The following request snaps its destination to a ferry route, and this in spite of the snap_prevention: ["ferry’] being specified, as below:
{
"points": [
[
-0.6599991971010856, 53.865326793102
],
[
0.10854351453874465,
53.57386568099809
]
],
"snap_preventions": [
"ferry"
],
"details": [
"road_class", "road_environment",
"surface"
],
"profile": "car",
"locale": "en",
"instructions": true,
"calc_points": true,
"points_encoded": false
}
What’s the best way to prevent this from happening, so that the request is snapped to the nearest road? Is a custom model as below the way to go?
custom_model: {
"priority": [{
"if": "road_environment == FERRY",
"multiply_by": "0.0"
}]
}
I checked the OSM map and there exists no connections between the destination and a ferry port, i.e no local roads (at/near the destination point) connect to a ferry route.
“snap prevention” means that it tries to avoid to snap to a ferry in the first try. If it cannot find a close nearby “snap possibility” it will still snap to a ferry as otherwise the request would fail. In this case there is no “nearby” (~1km) possibility to snap (for a car).
Thank you @karussell
The 1km (haversine calculated, I suppose) limit explains it. The problem is that the less than 1km away OSM way is tagged as a service road but has limited access to cars (GMaps allows car access to the destination).

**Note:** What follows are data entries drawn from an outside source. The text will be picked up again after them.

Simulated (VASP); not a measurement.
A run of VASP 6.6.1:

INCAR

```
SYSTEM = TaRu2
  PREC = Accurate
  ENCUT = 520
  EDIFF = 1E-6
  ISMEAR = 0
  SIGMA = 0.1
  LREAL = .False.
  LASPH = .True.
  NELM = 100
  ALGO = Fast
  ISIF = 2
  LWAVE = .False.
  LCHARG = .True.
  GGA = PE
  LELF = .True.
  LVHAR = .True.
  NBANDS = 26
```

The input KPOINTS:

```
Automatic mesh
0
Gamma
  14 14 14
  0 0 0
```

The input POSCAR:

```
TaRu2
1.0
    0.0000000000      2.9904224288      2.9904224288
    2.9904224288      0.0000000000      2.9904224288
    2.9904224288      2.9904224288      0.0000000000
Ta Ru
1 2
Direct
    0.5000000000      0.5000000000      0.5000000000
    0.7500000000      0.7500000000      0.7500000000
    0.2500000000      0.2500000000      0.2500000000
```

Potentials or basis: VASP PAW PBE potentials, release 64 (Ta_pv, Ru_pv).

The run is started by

Somehow, I had to find a way to invalidate the route. EdgeIterator is the method I chose to use, by comparing the length of the ferry route returned to that of the length of the total edge… works, until there comes a time, of an amphibious car profile, and an OSM tag in which the ferry operator allows customers to just jump off a travelling ferry, and so on… 
Joke aside, again thank you. The 1km snap distance limit, that I wasn’t aware of.
The snapping area it searches is actually a “rectangle” in degrees (dependent on the latitude), which is roughly 1km² at the equator.